Black History Month at Oyster River

To recognize the importance of overlooked Black contributions throughout history, the Oyster River community has been educating each other through all of Black History Month. 

People of African descent have been a fundamental part in American history. However, for many years their work and contributions to society were overlooked and unrecognized. Black History Month, which takes place all of February, gives all Americans the chance to finally appreciate all of the achievements of Black people and learn about their heritage. Oyster River community members understand the importance of this month and have been working hard to educate themselves along with others. Many of them explained how teachers and students can recognize Black history in many different ways.  Clubs are also working together to create resources for the ORHS community to learn about this month. 

According to “Why is Black History Month in February? How do you celebrate? Everything you need to know.” from USA Today, Carter G. Woodson was known as the “Father of Black History” and developed Black History Month. After becoming the second African American to get a Ph.D from Harvard, he recognized that the American education system offered very little information about the accomplishments of Black students. To combat this injustice, he proposed a national “Black History Week”  which was eventually turned into a month. 
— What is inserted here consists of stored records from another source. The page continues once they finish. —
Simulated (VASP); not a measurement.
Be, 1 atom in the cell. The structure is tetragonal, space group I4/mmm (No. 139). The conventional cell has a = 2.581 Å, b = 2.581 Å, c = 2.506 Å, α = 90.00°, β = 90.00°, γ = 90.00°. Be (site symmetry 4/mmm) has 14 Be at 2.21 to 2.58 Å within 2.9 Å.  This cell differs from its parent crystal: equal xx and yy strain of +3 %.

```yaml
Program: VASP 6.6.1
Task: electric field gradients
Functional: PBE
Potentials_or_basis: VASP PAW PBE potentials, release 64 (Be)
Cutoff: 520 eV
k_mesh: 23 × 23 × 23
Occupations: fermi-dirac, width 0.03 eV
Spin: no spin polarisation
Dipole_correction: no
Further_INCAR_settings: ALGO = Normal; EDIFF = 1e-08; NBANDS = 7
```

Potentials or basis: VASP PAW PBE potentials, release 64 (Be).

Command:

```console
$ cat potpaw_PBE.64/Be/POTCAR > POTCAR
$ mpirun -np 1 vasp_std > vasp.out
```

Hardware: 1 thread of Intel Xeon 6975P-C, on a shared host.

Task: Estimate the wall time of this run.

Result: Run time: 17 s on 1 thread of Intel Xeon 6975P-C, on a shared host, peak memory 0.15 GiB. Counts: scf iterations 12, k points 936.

Today in the Oyster River Community, many people believe this month is crucial to recognize. Social studies teacher Jaclyn Jensen explained how our country is white centered and fails to recognize Black contributions. “From my understanding, the intent [of Black History Month] is to combat the historical denial of one’s history and contributions and to shift that unrecognition to a place where we all are acknowledging, learning, or celebrating.” She continued, “it’s definitely a time to understand the history of resilience, accomplishments, and innovations of the Black community and how their stories have been left out in history in a number of ways.” 

Diverse Students Union Leader Charlotte Merritt (‘22) expands on this, “if we think back to slavery, Black people weren’t given credit because they weren’t really seen as people…any accomplishments from them were just thrown away in history.”

Jensen brings up another example of Black contributions being overlooked in society. “It’s so important to know that Black Americans are really at the center of creativity, innovations, and genres in music that come out of the United States.” She continues, “if we look at the history of jazz, blues, and rock and roll…it all comes down to the creative genius of Black Americans.” 

  Students and faculty understand the importance of this month and are finding ways to recognize overlooked Black contributions. Sustainability club member, Nori Sandin (‘23) explains “celebrating this month ensures that the legacy of Black Americans lives on….especially in a predominantly white and enclosed area, it’s our job to educate ourselves on the accomplishments.” She continues, “[sustainability club is] writing segments in our newsletter about the accomplishments of Black environmentalists who are making a difference in their community, along with some amazing Black businesses in New Hampshire.” 

Aidan Covell (‘21), a member of ORTV and sustainability club, is working with both groups to create informational videos available to the school. “It’s a unique opportunity to use ORTV to put out information and it’s perfect for Black History Month because students, teachers, and even families all watch [ORTV].” He continues, “we are going to  mention some Black activists and just teach people about environmental justice…it’s super important because this month gives us a chance to teach people about other aspects of environmentalism.”

While some people are recognizing this month through clubs, Merritt is simply doing it on her own. She explains, “this month I just want to be more aware on racial issues.” Merritt referenced a recent event in Rochester, New York where an African American child was pepper sprayed by police officers during a mental health crisis. She continued, “and also every week of February, I’ll try to focus and do some research on somebody who was Black and made a big impact on our daily lives.” 

As for teachers, Jensen explains how simple it is to incorporate Black history into our education. She said, “it is easier for humanities classes to incorporate Black history, but even for classes like math and science it doesn’t take much looking to realize that there are so many contributors…there are Black engineers, inventors, and mathematicians.” She explained that teachers can start their classes by highlighting certain contributions or other Black perspectives into the lessons they already have. Teachers can also specifically address historical omissions where there is a white person getting credit for some invention in a textbook, when in reality there were many Black people behind the scenes that contributed to the invention as well. Jensen continues, “the perception that there aren’t that many [Black contributors] is coming from that history of ignorance.”

For other Oyster River students or teachers who would like to educate themselves and recognize Black History Month, members of Diversity, Equity, and Inclusion (DEI) club put together a calendar of virtual events, movies, podcasts, and even places in NH people can visit to gain proper insight on Black history. The calendar includes resources from Black perspectives to help people truly understand their voices and opinions. 

Class Schoology pages also have great resources for students to look at. Every week for the month of February, a list of influential Black people is posted. So far, there is information posted on Shirley Chisholm, Claudette Colvin, Mae Jemison, and many others. Check out your class Schoology page to read more about each person! 

Although Black History Month is only a month, many Oyster River members are hoping to continue their efforts to recognize Black excellence. Jensen said, “Black History Month is a great time to learn and celebrate but it’s really something we can do all the time.” Continuing to watch documentaries, keeping up with news on racial injustice,spreading awareness, and supporting Black-owned businesses are just some easy ways to be an ally this month and all year round.